One way to potentially avoid this is to mix memory and processing. Both IBM and Intel have made chips that equip individual neurons with all the memory they need to perform their functions. An alternative is to perform operations in memory, an approach that has been demonstrated with phase-change memory.
Now, IBM has followed up on its earlier demonstration by building a phase-change chip that’s much closer to a functional AI processor. In a paper released on Wednesday by Nature, the company shows that its hardware can perform speech recognition with reasonable accuracy and a much lower energy footprint.
Phase-change memory has been under development for a while. It offers the persistence of flash memory but with performance that’s much closer to existing volatile RAM. It operates by heating a small patch of material and then controlling how quickly it cools. Cool it slowly, and the material forms an orderly crystal that conducts electricity reasonably well. Cool it quickly, and it forms a disordered mess that has much higher resistance. The difference between these two states can store a bit that will remain stored until enough voltage is applied to melt the material again.
This behavior also turns out to be a great match for neural networks. In neural networks, each node receives an input and, based on its state, determines how much of that signal to forward to further nodes. Typically, this is viewed as representing the strength of the connections between individual neurons in the network. Thanks to the behavior of phase-change memory, that strength can also be represented by an individual bit of memory operating in an analog mode.

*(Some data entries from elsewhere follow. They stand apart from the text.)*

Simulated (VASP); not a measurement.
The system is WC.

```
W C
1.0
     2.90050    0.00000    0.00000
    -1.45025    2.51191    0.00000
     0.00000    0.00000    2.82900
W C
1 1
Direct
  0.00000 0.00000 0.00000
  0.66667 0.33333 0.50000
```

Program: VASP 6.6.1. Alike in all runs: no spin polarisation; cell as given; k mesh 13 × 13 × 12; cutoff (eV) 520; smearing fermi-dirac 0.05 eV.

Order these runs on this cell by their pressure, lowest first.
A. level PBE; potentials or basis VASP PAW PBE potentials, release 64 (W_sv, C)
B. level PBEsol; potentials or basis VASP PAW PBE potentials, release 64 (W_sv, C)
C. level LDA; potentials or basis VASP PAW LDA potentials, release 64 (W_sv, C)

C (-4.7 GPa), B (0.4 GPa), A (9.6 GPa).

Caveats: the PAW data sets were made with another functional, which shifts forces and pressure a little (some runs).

When storing digital bits, the difference between the on and off states of phase-change memory is maximized to limit errors. But it’s entirely possible to set the resistance of a bit to values anywhere in between its on and off states, allowing analog behavior. This smooth gradient of potential values can be used to represent the strength of connections between nodes—you can get the equivalent of a neural network node’s behavior simply by passing current through a bit of phase-change memory.
As mentioned above, IBM has already shown this can work. The chip described today, however, is much closer to a functional processor, containing all the hardware needed to connect individual nodes. And it has done so at a scale much closer to that needed to handle large language models.